7
$\begingroup$

According to my calculations

$ \int_0^\infty \frac{\mathrm dx}{(1+x^3)^n}=\frac{(3n-4)\times(3n-7)\times\cdots\times5\times2}{3^{n+1/2}(n-1)!}2\pi$

How can an equivalent of $ \int_0^\infty \frac{\mathrm dx}{(1+x^3)^n}$ be derived from this formula?

(Given that my objective is to study the nature of the series $ \sum \int_0^\infty \frac{\mathrm dx}{(1+x^3)^n} $)
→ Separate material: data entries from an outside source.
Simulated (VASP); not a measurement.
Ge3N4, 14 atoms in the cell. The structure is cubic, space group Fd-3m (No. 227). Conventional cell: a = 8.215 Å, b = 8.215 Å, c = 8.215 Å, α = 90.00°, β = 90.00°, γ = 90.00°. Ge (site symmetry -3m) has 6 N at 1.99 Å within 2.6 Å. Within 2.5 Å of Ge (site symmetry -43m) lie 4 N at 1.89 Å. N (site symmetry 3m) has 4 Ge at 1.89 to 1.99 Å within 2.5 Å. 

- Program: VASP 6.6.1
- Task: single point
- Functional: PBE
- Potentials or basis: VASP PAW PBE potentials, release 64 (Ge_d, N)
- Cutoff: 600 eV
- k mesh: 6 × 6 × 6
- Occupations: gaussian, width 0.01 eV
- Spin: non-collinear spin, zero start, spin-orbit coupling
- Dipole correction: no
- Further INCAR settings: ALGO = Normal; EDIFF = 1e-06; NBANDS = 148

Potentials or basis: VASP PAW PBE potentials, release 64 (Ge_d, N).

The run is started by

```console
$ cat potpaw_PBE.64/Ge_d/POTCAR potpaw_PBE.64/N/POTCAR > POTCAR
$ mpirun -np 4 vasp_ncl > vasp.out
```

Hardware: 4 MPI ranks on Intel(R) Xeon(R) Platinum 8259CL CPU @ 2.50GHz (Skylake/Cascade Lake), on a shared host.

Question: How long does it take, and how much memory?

So my question is simply: is there a simple equivalent for $(3n-4)\times(3n-7)\times\cdots\times5\times2$ ?

  • 0
    @Norbert Sure. $n!$ is divergent, but is has an asymptotic formula. That is what Chon wants.2012-06-03

2 Answers 2

4

$ \prod_{k=1}^{n-1} 3k-1 = \frac{3^{n-1} \Gamma (n-1/3) }{\Gamma(2/3)} $ so now you can use Stirling's series to find an asymptotic for your integral. I get that $\int^{\infty}_0 \frac{1}{(1+x^3)^n} dx = \frac{\Gamma(4/3) }{\sqrt[3]{n}} \left( 1 + \frac{2}{9n} + \mathcal{O}(n^{-2}) \right).$ So you can combine this result with $\displaystyle \sum_{k=1}^n k^p = \frac{n^{p+1}}{p+1} + \frac{n^p}{2} + \mathcal{O}(n^{p-1})$ to find an asymptotic for your sum.

  • 0
    @Chon That is correct.2012-06-04
3

The integral is the beta function in disguise. Let $x=\left(\frac{z}{1-z}\right)^{1/3}$. Then $\begin{eqnarray*} I_n &=& \int_0^\infty \frac{dx}{(1+x^3)^n} \\ &=& \frac{1}{3} \int_0^1 dz\, z^{-2/3}(1-z)^{n-4/3} \\ &=& \frac{1}{3} B(n-1/3,1/3) \\ &=& \frac{1}{3} \Gamma(1/3) \frac{\Gamma(n-1/3)}{\Gamma(n)} \\ &=& \Gamma(4/3) \frac{\Gamma(n-1/3)}{\Gamma(n)}. \end{eqnarray*}$

If the upper limit is finite, a closed expression can be found for your sum, $\sum_{n=1}^N I_n = \frac{3}{2} \Gamma(4/3) \frac{\Gamma(N+2/3)}{\Gamma(N)}. $ In the limit $N\to\infty$ the sum is divergent. It goes like $\frac{3}{2} \Gamma(4/3) N^{2/3}$, as hinted at by @RagibZaman.